Poll reveals views on calligraphy education
By Agencies Published: Aug 30, 2011 02:27 PM
A recent ministry order that obliges the nation’s elementary schools to increase calligraphy classes has triggered widespread discussion, amid extensive concern that keyboard use has cramped children’s penmanship.
According to a notice issued by the Ministry of Education on its website Friday, senior elementary school students will have one hour of calligraphy class every week, and high schools should set up calligraphy as an optional course.
The news ranked as the most popular topic on Weibo, China’s Twitter-style microblog site. And as of Sunday morning 88 percent of 9,069 Internet users, who took part in a survey hosted by the website on making calligraphy classes compulsory at school, voted in support of the penmanship-reviving policy.

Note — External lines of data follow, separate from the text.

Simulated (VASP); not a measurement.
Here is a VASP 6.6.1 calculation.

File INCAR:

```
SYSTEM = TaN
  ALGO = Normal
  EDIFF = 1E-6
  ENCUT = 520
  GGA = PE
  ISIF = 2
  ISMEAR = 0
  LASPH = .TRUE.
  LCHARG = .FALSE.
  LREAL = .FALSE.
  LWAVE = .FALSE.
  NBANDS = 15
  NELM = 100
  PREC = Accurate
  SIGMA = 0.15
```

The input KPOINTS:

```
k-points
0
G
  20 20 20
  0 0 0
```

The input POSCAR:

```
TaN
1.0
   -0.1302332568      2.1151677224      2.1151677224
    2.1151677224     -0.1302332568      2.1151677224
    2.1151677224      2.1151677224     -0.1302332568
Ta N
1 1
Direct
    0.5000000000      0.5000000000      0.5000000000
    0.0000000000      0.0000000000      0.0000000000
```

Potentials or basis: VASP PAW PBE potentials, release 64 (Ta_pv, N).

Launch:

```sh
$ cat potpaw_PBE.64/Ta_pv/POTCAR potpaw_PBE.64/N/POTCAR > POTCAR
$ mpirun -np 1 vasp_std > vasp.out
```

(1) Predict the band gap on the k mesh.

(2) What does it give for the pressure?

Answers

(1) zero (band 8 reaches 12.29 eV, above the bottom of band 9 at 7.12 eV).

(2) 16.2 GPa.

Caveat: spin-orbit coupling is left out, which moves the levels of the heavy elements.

Among the supporters, some wrote they believe calligraphy education introduces pupils to Chinese traditional aesthetics, some hailed the policy as they posted that their handwriting had suffered from lack of practice since childhood, and most wrote they worry about the decline of calligraphy which they regard as one of the fundamentals of Chinese culture.
Opposition to the policy was also posted. Some frowned upon enforcing it on schools and students, and some argued it would only add pressure on the already overstretched students. Most of the surveyed expressed their concerns that in an education system where students are pushed to excel in exams so as to enter key schools, children are already overloaded with academic work, and compulsory calligraphy education only will makes things worse.
According to the education ministry order, calligraphy courses will teach students to write standard Chinese characters in a proper way, using the right gestures. Students in higher grades should also learn to appreciate the work of ancient calligraphers. The ministry ordered regions with adequate education resources to start calligraphy lessons in September, the beginning of the fall semester.